The Secret Life of the Granite Night Lizard

Apr 18, 2021 | MSHCP, Species

The sneaky Granite Night Lizard, with a tongue-twister scientific name of Xantusia henshawi henshawi, is found in the San Jacinto Wildlife Area, Potrero, San Jacinto mountains, Wilson Valley, Anza Valley, and Aqua Tibia. This unusual herptile is our RCA Species of the Month.

The Granite Night Lizard is one of the 146 species protected under the Western Riverside County Multiple Species Habitat Conservation Plan (MSHCP) and is currently listed as a Species of Special Concern in California.

As its name suggests, this lizard prefers to spend its days tucked into the crevices of granite boulders, waiting until dusk to venture out for food. Because of its secretive nature, the lizard’s fate is tied to the existence of these granite boulders and rock outcroppings it calls home.  It searches the cracks of these rocks for small insects like spiders, beetles, and moths. Sometimes the Granite Night Lizard also eats the skin that it sheds.

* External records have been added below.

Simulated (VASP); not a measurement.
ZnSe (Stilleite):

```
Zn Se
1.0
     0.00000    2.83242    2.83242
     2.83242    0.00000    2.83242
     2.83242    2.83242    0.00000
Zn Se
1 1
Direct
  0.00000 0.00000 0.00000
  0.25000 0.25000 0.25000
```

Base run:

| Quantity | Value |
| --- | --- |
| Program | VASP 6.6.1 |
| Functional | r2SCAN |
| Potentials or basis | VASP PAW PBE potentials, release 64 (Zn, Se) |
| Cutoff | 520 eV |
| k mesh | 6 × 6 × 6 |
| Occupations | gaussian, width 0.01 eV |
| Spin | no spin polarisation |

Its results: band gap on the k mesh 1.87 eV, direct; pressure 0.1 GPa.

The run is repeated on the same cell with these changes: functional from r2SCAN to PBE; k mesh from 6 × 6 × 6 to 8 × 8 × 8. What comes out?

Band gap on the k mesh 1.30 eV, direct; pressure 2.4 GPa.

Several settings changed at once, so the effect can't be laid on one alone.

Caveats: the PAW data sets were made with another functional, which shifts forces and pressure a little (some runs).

Historically, this lizard has been difficult to document because of its nocturnal lifestyle. Riverside County is one of the most northern areas of the Granite Night Lizard’s known habitat range.

The Granite Night Lizard will be conserved by preserving 297,143 acres within nine core areas designated in the MSHCP. This species cannot survive without protecting the flaky, exfoliated boulders that take thousands of years of erosion to form. The most significant threats to the Granite Night Lizard are development, agriculture, and collection.